How to Make a Cruise an Amazing Special Needs Friendly Vacation
The first time we booked a cruise our friends though we were crazy to even think about taking three children under the age of seven, including one with autism, on a ship for seven days.
We seriously questioned our sanity and wondered about our son’s safety. We were convinced that because of his autism, he would:
1. Fall off the ship
2. Get sea sick and throw up for a week straight
3. Have multiple daily meltdowns because he was outside his comfort zone
4. All of the above
We love to travel but after kids vacations stopped being relaxing. They became trips. And while our trips provided us with great memories, they were often stressful and exhausting. We loved the family time but we missed the days of relaxing vacations.
Autism on the Seas
Several years ago I was online and stumbled across a company called Autism on the Seas (AToS). I called to find out if we could make a cruise work for our family.
They promised that our son Evan would not fall off the ship. The whole family would have a great time and we wouldn’t have to refinance our house to pay for it.
Nervous, but cautiously optimistic, we booked an AToS group cruise. This meant that we would spend a week at sea with other special-needs kids and their families along with AToS staff.

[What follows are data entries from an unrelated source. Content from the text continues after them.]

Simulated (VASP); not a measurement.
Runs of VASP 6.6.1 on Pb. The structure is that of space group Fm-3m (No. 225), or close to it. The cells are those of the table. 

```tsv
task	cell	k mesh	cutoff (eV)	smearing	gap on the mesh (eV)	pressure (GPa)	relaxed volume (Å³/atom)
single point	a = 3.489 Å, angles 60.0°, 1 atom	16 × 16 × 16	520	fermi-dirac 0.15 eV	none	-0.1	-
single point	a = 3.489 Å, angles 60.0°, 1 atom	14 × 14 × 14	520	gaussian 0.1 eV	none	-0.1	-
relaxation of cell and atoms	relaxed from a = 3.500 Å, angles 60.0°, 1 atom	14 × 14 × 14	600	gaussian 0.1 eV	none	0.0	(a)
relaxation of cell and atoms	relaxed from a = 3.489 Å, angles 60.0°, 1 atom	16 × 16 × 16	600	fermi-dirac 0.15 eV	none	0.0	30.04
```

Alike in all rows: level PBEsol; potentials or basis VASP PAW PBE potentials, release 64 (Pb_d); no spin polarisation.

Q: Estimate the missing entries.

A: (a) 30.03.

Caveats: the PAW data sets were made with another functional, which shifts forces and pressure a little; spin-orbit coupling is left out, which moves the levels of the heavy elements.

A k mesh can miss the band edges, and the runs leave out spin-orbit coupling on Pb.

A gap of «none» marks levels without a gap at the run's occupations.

A group cruise also meant:
1. Reserved seating for shows and performances.
Seating was almost always in the back of the theater but that worked well when we needed to make a quick and early exit.
2. Private group sessions
At the ice skating rink, the rock climbing wall, and FloRider (surfing simulator).
3. Seating with special-needs families
Any quirky behaviors or meltdowns in the dining room were less likely to draw attention from neighboring tables.
4. Respite time with AToS staff
at designated times. This was especially helpful during our first cruise when we were reluctant to take Evan to the kids’ club. Now we are comfortable dropping him off but we group him with younger kids to match his developmental age.
5. More benefits
Other benefits include express boarding and disembarkation, a private area for the first-day mandatory safety drill and specially planed AToS family activities.
Other Cruise Options
The majority of our trips have not been with an AToS group because we prefer to pick the ship and sailing date instead of planning around their schedule. Plus, AToS charges extra per day, per passenger for a group cruise. If a group trip happens to coincide with a group cruise, we consider it an added bonus.
I’ve also talked with Autism Adventure Travel, another company offering staffed cruises and travel opportunities to families with special needs. Although we did not travel with them, they were incredibly helpful when I planned one of our trips.
We like to sail on Royal Caribbean because the ships are family-friendly and much of the staff understands autism (which is why the cruise line was recently certified by AToS as the first autism-friendly cruise line).
Nine Tips for a Successful Trip
Over the years we’ve learned enough to ensure smooth sailing (pun intended) on each of our cruises. Here is a list of things I do to ensure a successful trip.
1. Call your cruise line
A few months before a cruise I e-mail the special needs department to let them know that we are traveling with a child with autism and multiple food allergies. Most cruise lines will accommodate a special diets, including a gluten-free casein-free diet. Because our son has so many allergies, we typically bring a good amount of snack food. Many of the chefs will accept unopened, non-perishable foods. Because of Evan’s specific allergies, we give the chef pasta, margarine, dairy-free chocolate chips, and canola oil.
2. Create a Safe Menu
At dinner each night we work with the staff to create a safe menu for the next day. Then with each meal we re-confirm that all ingredients are “Evan friendly.”
3. Get Phone Access
Prior to sailing, I ask for a special phone so we can communicate with the dining staff and kids’ club staff. I have learned to bring a copy of the e-mail confirming phone access because these phones are not always readily available for passengers.
4. Social Stories and Videos of the Ship
Evan typically knows what to expect on a cruise but we watch a number of You Tube videos prior to sailing so he can familiarize himself with the ship. AToS and Autism Adventure Travel can also provide a cruise social story to those who book with them.
5. Express Boarding
When we get to the port, we typically ask for express boarding to avoid waiting in long check-in lines.
6. Immediate Communication
Once on board, we immediately meet with a chef talk about Evan’s allergies. We also talk with someone from the kids’ club to discuss specifics such as what causes meltdowns and how to navigate one.
7. Safety Drill Accommodations
We ask if we can stay in our room during the mandatory safety drill due to Evan’s sensitivities to noise and difficulty sitting and waiting. Some ships have given all of us an out, others require some family members to attend.
8. Get an Escort
Getting off the ship and going through customs takes forever which is why I request an escort off the ship. We definitely get some dirty looks but it’s worth it.
9. Use TSA Cares
When we travel during the holidays when the airports are always busy, I contact TSA Cares to arrange an escort through security. This allows us to bypass long lines at the airport too.
I never expected to be a cruise junkie. I used to make fun of people who stood in buffet lines with a bunch of tourists and ventured far enough from the ship to buy a t-shirt instead of being able to experience the culture and uniqueness of their destination. For us a cruise isn’t about the destination it’s about the fun we have as a family in a way that is easy and non-stressful.